The fact you can make a profit at the theatrical window is unheard of in today's environment.

 

Well you can if you pre-sales other windows or world market or depending of the co-financing deal. calling it a profit at the theatrical window is playing a bit with the expression.

 

Not that different than what studios sometime do, take Sony point of view on a movie they pre-sold the intl market like American Hustle:

 

DOMESTIC THEATRICAL REVENUE 68,339 

DTH MARKETING (24,130) (Annapurna Pictures paying for half the theatrical release cost)

DTH PRINTS (COS) (1,330)

DTH WPF, DUES, OTHER (COS) (625)

DOMESTIC THEATRICAL MARGIN 42,255

 

DIRECT PRODUCTION COSTS (9,100) (net of intl presales)

 

Quote

What's even more incredible is that a good film with an all star cast can make profit opening weekend with just $7.6 million box office.
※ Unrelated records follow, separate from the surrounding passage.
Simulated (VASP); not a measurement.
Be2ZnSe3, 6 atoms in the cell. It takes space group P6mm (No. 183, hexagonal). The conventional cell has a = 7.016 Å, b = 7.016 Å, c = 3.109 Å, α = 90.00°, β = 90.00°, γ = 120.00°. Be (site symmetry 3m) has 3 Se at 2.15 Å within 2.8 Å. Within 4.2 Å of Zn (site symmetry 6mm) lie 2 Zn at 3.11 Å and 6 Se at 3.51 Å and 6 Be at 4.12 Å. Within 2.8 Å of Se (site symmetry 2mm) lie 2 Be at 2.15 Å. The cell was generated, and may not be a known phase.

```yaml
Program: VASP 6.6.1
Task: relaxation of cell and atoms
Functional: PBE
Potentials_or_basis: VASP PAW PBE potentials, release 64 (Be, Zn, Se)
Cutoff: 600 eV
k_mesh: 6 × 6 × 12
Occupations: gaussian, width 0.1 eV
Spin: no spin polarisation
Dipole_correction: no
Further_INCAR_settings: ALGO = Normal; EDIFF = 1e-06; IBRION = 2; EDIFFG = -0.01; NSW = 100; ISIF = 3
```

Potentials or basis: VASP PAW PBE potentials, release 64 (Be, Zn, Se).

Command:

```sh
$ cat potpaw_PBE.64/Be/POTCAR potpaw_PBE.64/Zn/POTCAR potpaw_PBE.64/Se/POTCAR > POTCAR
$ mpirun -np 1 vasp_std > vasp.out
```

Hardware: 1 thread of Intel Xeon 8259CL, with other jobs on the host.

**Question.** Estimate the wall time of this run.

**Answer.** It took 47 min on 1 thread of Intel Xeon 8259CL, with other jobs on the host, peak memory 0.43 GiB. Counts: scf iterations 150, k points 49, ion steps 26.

There is a difference between someone making a profit from a film vs the film making a profit (that is usually the aggregate of all players), Liongates probably made a good profit from Power Rangers, Power Rangers didn't made a profit. Maybe most player will loose money out of it and maybe all the cast that worked at SAG minimum price would have lost their "bet" financially speaking including a big name director/producer that worked for nothing on it, vs what they would have done on a normal project that would have flopped.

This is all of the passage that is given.